Jewel, 0304
A sonic shift from her previously acoustic-heavy outings
I can't help but have a soft spot in my heart for Jewel. She helped get me a job. After an interview at eMusic, editor J. Edward Keyes mentioned that he needed to go review a show of hers in Long Island. I mentioned that I loved her work, and after the show I spent the long ride home back to Brooklyn trying to convince him of her relative worth. He wasn't convinced, but I think he realized he could — at the very least — tolerate having me around eight hours a day in an office. As long as I kept my mouth shut about Jewel. I can't blame him. Most people don't want to hear about what makes Jewel great — especially people who take music "seriously." She fancies herself a poet. Her music is resolutely lightweight so as to allow more room for said poetry. And her dyed-in-the-wool fans? Let's just say that they don't often go by "J. Edward" or "Todd L.," and leave it at that.
0304, Jewel's fifth full-length, is the easiest album in her discography to hate. At the time of its release, I obliged. Billed as the Alaskan-born singer-songwriter's dance-pop record, it was a marked sonic shift from her previously acoustic-heavy outings. Working in collaboration with ill-fated-urban-update-producer-to-the-stars Lester Mendez, Jewel offered up the laughable idea that, in the run-up to the Iraq War, people were looking for music that was going to make them feel happy. That 0304 had a direct lineage from big band records from the World War II era. That people that listen to Jewel would "want to crowd into a room and press up against someone and feel young and sexy," as she put it in an interview with Elton John's legendary songwriting partner Bernie Taupin at the time.

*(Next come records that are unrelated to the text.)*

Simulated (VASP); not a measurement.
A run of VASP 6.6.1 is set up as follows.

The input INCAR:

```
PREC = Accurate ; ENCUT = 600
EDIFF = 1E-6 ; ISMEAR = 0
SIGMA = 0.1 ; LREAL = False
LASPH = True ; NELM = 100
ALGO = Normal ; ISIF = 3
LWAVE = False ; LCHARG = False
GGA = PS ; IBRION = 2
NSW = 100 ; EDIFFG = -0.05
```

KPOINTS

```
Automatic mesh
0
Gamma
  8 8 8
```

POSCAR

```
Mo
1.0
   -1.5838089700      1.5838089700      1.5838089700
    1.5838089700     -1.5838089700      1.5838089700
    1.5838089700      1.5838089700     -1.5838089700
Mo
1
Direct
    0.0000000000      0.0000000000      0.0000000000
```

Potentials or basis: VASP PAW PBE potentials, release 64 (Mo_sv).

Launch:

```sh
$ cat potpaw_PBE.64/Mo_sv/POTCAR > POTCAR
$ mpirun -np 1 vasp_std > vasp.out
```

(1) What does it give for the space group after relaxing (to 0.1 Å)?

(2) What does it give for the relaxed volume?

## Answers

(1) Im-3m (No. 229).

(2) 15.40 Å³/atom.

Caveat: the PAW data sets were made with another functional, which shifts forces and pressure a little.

As time has proven, like Elton John, Jewel is a songwriter. (Not a folk artist as so many had thought due to the enormous success of her debut album.) And when viewed through that prism, 0304 works about as well as any other album in her catalogue. There are some gems: "Intuition" deservedly soundtracked a commercial and sounded just as phenomenal that fateful night in Long Island sans dance beats, "Doin' Fine" finds room to inject poetry into sugary pop and "Haunted" is a monstrous anthem that finds Jewel unleashing a banshee wail. There are some stinkers: "Sweet Temptation"'s toytronic production gets in the way of its clumsy phrasing, "America" is a song that can only be loved by fans of Billy Joel's "We Didn't Start the Fire" and "U&Me=Love" is marred by Jewel's hit-and-miss habit of inserting pop culture references into the mix. (Old Spice? Really?) Quite simply, some of this hasn't aged well.
On the other hand, she did get me a job. So I guess I shouldn't complain that much. Thanks, Jewel. Sincerely, Todd L. Burns.